There’s a sign hung behind the bustling counter of Philippe the Original (the one true originator of the French dip sandwich, in my mind) that poses a difficult decision to diners: lemonade or iced tea? The retro typefaces and jaunty design of the placard always catch my eye and put me even more in the mood for the delectably soggy sandwiches slathered in piquant mustard, but on a recent visit to the L.A. institution it was an adjacent notice that got me really excited.

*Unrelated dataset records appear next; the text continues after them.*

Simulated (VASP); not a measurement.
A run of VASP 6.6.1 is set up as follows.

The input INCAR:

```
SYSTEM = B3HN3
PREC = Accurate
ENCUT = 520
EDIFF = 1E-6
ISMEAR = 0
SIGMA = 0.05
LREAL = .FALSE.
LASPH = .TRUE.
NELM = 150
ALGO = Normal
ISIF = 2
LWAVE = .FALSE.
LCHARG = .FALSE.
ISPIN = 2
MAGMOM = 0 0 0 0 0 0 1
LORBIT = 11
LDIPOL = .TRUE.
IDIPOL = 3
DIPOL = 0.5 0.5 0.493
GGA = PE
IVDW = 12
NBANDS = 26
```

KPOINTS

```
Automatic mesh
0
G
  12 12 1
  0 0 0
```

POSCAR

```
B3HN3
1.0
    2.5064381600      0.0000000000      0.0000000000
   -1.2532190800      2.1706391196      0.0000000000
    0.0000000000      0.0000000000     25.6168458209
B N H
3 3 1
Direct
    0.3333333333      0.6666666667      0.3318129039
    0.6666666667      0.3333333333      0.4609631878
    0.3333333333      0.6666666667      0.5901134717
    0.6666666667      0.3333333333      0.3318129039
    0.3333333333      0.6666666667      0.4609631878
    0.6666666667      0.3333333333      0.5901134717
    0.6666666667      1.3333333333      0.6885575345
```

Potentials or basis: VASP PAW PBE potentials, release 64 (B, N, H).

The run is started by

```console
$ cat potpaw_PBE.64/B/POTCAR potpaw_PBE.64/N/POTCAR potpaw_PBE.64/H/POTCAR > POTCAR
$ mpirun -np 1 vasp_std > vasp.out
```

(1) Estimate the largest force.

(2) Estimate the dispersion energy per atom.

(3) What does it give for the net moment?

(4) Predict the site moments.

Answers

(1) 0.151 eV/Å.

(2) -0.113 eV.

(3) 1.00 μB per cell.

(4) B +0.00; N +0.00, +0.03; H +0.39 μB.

A chalkboard posted alongside the menus and neon signs advertised “draft beer,” and it wasn’t just a list of indistinguishable light beer and imported options best ignored in favor of the more refreshing teetotaler options. Six taps were offered alongside a list of boring bottled brews, and though Bud Light received top-billing, there were some honest craft beer options to accompany the legendary sandwiches and splurge-worthy sides.
Angeleno IPA from nearby Angel City Brewery would satisfy hop-lovers, Hangar 24’s Orange Wheat was the other locally brewed option, while a pair of beers from Karl Strauss Brewing -- a pale ale and an Irish red ale -- were well suited to the menu, and New Belgium Blue Paddle Pilsner rounded out the tap list. The beers are available in 10- or 16-ounce sizes for $3.90 and $5.95 respectively, and while those are not a bargain on level with 65-cent iced tea, a $6 pint of craft beer is becoming an increasingly rare bird in L.A. restaurants.
Which brew should you pair with your French dip sandwich, macaroni salad and chili (with beans)? Try the pale ale with the turkey or pork sandwiches, but for the traditional beef dip I’d recommend either the Irish red ale or Angeleno IPA (especially if you opt for cheddar cheese or have a heavy hand with the bottles of sinus-blasting mustard). The IPA would also be fantastic beside a lamb dip sandwich with blue cheese -- a personal favorite combination.
But my go-to choice overall is the Blue Paddle Pilsner, a light and refreshing Czech-style pils that balances a malty body with a dry finish and hoppy zing. It’s nearly as thirst-quenching as the iced teas or lemonade on offer, and its lively effervescence and bitter finish make it a fabulous brew to match with nearly the whole menu. The pilsner is especially fitting with the rich, creamy side salads and slaws in Philippe’s cases (also, the pickled eggs). Try it beside a turkey dip with Swiss cheese and a paper bowl of potato salad while sitting among the historic photos adorning the eatery’s walls and be transported to a bygone era of Los Angeles.